Friday, January 23, 2009

Suppose we are writing a chess playing program where each move is computed by a non-deterministic process that was implemented as a search with backtracking. In fact, most chess playing programs are implemented this way. In the mid game, the program searches a tree of potential board positions by examining the possible moves one-by-one. Now it is not the case that your favorite chess program is written using amb. There is a hand-written loop that generates and tests various moves in various orders looking for a good series of moves that leads to a good position. But conceptually, you could use amb and it would work about the same (if slower).

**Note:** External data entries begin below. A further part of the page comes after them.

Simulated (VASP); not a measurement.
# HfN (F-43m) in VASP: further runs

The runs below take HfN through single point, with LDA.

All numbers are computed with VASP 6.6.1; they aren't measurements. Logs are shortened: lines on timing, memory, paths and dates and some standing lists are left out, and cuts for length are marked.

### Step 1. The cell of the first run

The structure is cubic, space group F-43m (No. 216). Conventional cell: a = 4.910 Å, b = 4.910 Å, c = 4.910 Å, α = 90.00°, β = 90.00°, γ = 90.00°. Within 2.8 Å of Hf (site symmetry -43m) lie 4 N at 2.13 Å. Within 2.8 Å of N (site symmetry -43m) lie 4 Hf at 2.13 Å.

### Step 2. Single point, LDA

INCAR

Now as you search for a good move, you have a temporal constraint. You must move before your opponent can respond, and you must wait for your opponents move before you can make the next move. The computer simulates you and your opponent taking turns moving pieces and then looks carefully at the possible board positions at the end of the series of moves to determine which side is winning. If the computer is losing, it backtracks to one of its earlier moves and tries an alternative. But this method of backtracking has a big problem: every time you backtrack a move, you forget your opponents response. So suppose you find that if you move your knight, your opponent will kill you with a queen-rook combination 3 moves later. Aha! We'll backtrack to that knight move and try a bishop. And your opponent kills you with the same queen-rook combination 3 moves later. Aha, we'll backtrack to that bishop and try a pawn. (you know what happens). The problem is that your opponent's queen-rook combination is independent of the knight, bishop or pawn moves on your part, but each time you backtrack you forget this and rediscover it. What you really want to do is see that the queen-rook combination in three moves is a threat and figure out a move *now* that affects that outcome. How do you backtrack without forgetting?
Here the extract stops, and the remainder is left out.